Police are preparing a criminal investigation into the deadly Bloody Sunday massacre in Northern Ireland, which could see British soldiers facing murder charges more than 40 years after the shootings, The Sunday Times has reported.
As many as 20 British soldiers could face arrest on charges including murder and attempted murder for the role they played in the deadly Bloody Sunday massacre in Northern Ireland on January 30th, 1972.
In one of the most notorious incidents in the history of the Troubles, the infamous shootings saw members of the British Army’s First Battalion of the Parachute Regiment open fire on unarmed Catholic civil rights protesters in the Bogside area of Derry, killing 14 people and injuring several others.
Now, more than 40 years on, police are preparing a criminal investigation into the massacre, which may lead to the soldiers involved going on trial for murder, attempted murder and criminal injury, the UK’s Sunday Times reported.
Britain’s Ministry of Defence has enlisted lawyers to represent the soldiers, now aged in their 60s and 70s, the newspaper reported.
A source close to the police said: “This is the beginning. It is the first time the soldiers will have been interviewed formally by police as part of a murder investigation. It is possible that some of the soldiers will be prosecuted.”
The launch of the criminal investigation comes three years after the publication of the findings of a landmark inquiry into Bloody Sunday overseen by Lord Saville.

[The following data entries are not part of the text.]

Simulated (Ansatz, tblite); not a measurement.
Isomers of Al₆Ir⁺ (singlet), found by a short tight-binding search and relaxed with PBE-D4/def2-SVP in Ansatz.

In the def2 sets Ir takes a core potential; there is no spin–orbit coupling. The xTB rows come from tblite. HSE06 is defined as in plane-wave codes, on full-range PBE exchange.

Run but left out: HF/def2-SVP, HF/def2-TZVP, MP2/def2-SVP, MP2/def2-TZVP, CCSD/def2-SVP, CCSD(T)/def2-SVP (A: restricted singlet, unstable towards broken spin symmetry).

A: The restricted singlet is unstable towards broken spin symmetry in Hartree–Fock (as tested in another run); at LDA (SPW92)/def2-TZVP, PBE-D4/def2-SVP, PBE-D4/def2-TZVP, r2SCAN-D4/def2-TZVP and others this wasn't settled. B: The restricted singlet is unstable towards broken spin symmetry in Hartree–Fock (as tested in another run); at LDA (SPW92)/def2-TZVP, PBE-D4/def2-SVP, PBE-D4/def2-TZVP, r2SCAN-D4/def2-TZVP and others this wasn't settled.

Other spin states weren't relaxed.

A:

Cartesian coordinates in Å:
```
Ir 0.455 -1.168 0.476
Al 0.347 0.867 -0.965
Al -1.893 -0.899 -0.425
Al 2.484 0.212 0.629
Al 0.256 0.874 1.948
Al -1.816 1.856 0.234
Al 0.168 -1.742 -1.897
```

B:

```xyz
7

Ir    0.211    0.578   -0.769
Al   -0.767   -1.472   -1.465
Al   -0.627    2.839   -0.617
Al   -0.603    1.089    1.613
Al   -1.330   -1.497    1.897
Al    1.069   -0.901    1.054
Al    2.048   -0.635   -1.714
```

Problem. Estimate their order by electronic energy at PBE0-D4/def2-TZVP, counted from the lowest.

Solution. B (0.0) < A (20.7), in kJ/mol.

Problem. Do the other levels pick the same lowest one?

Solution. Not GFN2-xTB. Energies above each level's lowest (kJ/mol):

‘Unjustified and unjustifiable’
Costing £200 million and taking 12 years to complete, the Saville inquiry labeled the killings both "unjustified and unjustifiable" and found that, contrary to previous belief, the protesters had been unarmed and had not been throwing stones or petrol bombs when the soldiers opened fire.
A total of 26 soldiers, including privates, corporals, lance corporals and sergeants, had fired shots, with two soldiers, identified only as Lance-Corporal F and Soldier G, shooting between eight and 10 people, said Lord Saville in his report.
After the incident, many of the soldiers "knowingly put forward false accounts in order to seek to justify their firing", it said.
All the soldiers involved gave evidence to the Saville inquiry, though their names have never been made public to protect them from reprisals.
The new criminal investigation is likely to be “lengthy and complex”, a spokesman for the Police Service of Northern Ireland told The Sunday Times.
"For the investigation to be as comprehensive and effective as possible, police will be asking for public support in the form of witnesses who gave evidence to the Saville inquiry now making statements to detectives,” he said.
"This is because police are precluded from using Saville testimony in a criminal investigation."
In 2010, following the publication of the Saville inquiry’s findings, British Prime Minister David Cameron apologised for the events of Bloody Sunday on behalf of the UK government, saying in a House of Commons speech that he was "deeply sorry" for what had happened.